Hackworthy was mostly a jumper on the team and dabbled in some distance running, while Congdon was a distance runner, winning the 3A 800- and 1,600-meter races in 2018. That same year, she also aided in breaking the school record in the 4×800 relay, which she named as her proudest moment of her track career.
Congdon will continue running cross country and track at Northern Arizona University next year, so she’s been holding on to that to help her through it. Hackworthy is done with track, but is working to stay fit ahead of starting the Air Force ROTC program at Notre Dame next fall. To stay sane and focused, she’s been running and biking and working out in a home gym. In her hunt for physical activity, she’s also rediscovered a hobby: rollerblading.
“When I lived back in the Midwest, we used to go to roller rinks for fundraisers and birthday parties, and I used to be a competitive figure skater,” said Hackworthy. “Rollerblading is just kind of fun and gets me out of the house, I go on the (Yampa Valley) Core Trail and get some sun. It’s also a surprisingly good workout.”
Of all the things they could miss about their senior season, Hackworthy and Congdon said the same thing: the bus rides.
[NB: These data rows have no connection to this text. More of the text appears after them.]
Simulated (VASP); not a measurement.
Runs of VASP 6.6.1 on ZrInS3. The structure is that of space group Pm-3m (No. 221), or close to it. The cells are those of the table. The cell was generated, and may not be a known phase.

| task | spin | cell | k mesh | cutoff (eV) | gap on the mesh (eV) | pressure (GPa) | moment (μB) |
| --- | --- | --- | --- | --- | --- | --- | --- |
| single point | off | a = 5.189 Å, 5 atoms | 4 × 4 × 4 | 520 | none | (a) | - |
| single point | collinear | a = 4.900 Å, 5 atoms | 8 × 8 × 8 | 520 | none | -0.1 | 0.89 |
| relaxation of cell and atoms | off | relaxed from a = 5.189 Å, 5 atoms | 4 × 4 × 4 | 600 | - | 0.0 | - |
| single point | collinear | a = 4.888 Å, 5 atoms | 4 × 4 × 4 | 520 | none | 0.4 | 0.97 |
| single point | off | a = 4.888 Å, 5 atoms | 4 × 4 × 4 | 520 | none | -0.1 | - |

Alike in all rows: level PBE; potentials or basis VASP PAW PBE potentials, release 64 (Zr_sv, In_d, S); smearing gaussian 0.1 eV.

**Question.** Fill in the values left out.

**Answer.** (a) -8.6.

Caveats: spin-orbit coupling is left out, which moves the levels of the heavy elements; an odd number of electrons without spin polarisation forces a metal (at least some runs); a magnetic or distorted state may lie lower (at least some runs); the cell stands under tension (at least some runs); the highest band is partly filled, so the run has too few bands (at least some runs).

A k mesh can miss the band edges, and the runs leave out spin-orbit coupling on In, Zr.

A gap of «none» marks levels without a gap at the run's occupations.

“The first bus ride, I feel like it’s such a turning point for the track team,” said Hackworthy. “It’s when all the new athletes get a feel of who the Steamboat Springs track team really is and what we’re about. How we value character and community over anything else. Over athleticism, over ability, over age. It’s always about character and creating that community.”
Track and field is so individualized for many of the athletes, aside from relays, but the team is still what makes each athlete keep coming back.
“That was what made it the most fun. Just being with the team every day and the coaches too,” said Congdon. “I’m running in college, so of course I wish I could have gotten to compete this season, but I have plenty of running left. It’s not going to be with the same team. I’m going to really miss the team.”